As we can see, our social-chauvinists began calling the competitors of Russian capital fascists when it was not yet mainstream. 

In particular, back in 2014, a letter from the Central Committee of the Russian Communist Party was published, which defended the theory of fascism for export and polemicized against with its opponents. Recently, the RCRP has reaffirmed its commitment to the theory of “fascism for export.” The definition given in their first article —

“Fascism for export is an undisguised, terrorist imperialist policy of violence and bloody solution of issues of ensuring the interests of world imperialism, the core of which is financial capital, that ignores the laws and norms of international law.”

— literally coincides with M. V. Popov’s definition and is derived from the foreign policy of a number of imperialist Western states, using the mechanical application of Dimitrov’s well—known formula to this foreign policy: “Fascism is an open terrorist dictatorship of the most reactionary, most chauvinistic, most imperialist elements of financial capital, a special form of class rule of the bourgeoisie.”

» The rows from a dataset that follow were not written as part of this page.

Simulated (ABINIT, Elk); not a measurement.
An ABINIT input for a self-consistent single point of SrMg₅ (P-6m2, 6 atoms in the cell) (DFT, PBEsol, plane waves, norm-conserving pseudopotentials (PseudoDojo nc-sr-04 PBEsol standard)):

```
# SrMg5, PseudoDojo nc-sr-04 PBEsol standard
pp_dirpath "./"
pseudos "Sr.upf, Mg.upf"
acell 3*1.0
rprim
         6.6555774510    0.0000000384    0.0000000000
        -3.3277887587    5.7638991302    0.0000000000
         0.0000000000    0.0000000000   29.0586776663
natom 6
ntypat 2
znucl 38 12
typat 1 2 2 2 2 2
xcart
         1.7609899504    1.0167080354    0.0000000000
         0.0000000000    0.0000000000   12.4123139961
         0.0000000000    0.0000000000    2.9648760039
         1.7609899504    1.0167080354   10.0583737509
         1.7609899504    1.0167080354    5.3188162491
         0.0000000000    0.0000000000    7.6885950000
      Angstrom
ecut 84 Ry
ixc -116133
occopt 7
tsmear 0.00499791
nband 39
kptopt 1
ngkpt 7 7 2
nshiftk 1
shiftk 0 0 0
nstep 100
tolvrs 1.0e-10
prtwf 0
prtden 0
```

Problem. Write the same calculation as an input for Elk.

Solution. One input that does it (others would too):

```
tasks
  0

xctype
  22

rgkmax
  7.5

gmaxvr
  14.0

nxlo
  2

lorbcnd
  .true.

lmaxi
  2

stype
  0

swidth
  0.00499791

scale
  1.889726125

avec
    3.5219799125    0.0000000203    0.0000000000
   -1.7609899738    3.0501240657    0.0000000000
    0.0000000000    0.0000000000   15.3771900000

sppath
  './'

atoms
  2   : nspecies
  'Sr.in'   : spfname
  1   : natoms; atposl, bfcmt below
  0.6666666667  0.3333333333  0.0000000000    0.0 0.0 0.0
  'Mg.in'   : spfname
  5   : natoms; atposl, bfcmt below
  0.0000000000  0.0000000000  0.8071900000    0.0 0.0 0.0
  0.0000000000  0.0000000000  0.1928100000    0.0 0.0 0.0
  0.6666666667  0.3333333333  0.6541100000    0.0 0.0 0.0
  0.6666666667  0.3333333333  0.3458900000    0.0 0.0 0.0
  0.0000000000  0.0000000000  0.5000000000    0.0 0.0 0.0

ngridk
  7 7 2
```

But this formula refers to domestic politics, which is evident, among other things, from the phrase about “a special form of class rule of the bourgeoisie.” Of course, domestic and foreign policy are interrelated, but fascism is essentially a phenomenon of domestic politics, the class struggle of the bourgeoisie against the proletariat. Fascism in power is a special form of the political superstructure of bourgeois society, different from another form — bourgeois democracy. The bourgeoisie resorts to fascism to maintain its rule when the bourgeois-democratic methods of retaining power by capital are no longer sufficient. This usually happens when the class struggle of the proletariat intensifies, when there is a real threat of a proletarian revolution.

Why is the theory of “fascism for export” untenable and harmful?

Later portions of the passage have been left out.